What We Do

Contextual Sediment Management

Contextual Sediment Management

Instead of relying on traditional maintenance dredging to transport sediment, Contextual Sediment Management works with natural processes, forms, or systems to convert sediment management into a ​​productive process that can create critical wetland habitat, improve water quality, support local economies, and greatly reduce the cost and environmental impacts from dredging.

Three principles guide our approach and challenge us to blur the lines between human and nature and commerce and community across disciplines, sectors, and administrative boundaries.

Focus on time-based work with natural materials, assemblages, and systems

We are informed by landscape architecture practices. Working with natural objects takes time and creativity, but this approach can be more affordable than capital-intensive construction processes that begin to lose effectiveness from day one.

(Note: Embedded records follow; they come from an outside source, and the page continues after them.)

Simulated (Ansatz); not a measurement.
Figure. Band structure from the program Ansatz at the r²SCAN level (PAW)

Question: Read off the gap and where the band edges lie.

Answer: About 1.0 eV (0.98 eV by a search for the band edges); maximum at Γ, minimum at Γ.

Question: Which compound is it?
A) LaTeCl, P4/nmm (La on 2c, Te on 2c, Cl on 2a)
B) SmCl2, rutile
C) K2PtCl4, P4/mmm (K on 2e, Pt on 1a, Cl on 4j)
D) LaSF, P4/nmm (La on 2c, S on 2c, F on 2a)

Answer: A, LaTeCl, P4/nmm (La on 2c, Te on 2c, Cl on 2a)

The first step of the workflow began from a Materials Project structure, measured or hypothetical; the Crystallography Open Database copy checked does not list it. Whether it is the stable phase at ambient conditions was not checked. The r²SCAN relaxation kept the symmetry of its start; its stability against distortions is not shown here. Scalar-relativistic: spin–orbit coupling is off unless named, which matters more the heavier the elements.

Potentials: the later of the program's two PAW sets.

Human benefits and ecosystem health are coupled and are not adversarial

Human and natural ecosystems are connected. Changes to one affect the other. We see the big picture to arrive at practices that produce shared outcomes that consider the complexity of ecosystems in full, including ecology, community, and economy. This is based on theory and practice emerging from landscape architecture concepts and techniques.

Sediment itself crosses sectors and jurisdictions and forms its own constituency

Sedimentary projects need methods for more comprehensive work that crosses disciplines, sectors, and administrative boundaries. Sediment is an agent that binds together commercial, social, and environmental interests at multiple scales. Instead of viewing sediment as a problem or nuisance, we can consider it a beneficial material for coastline management.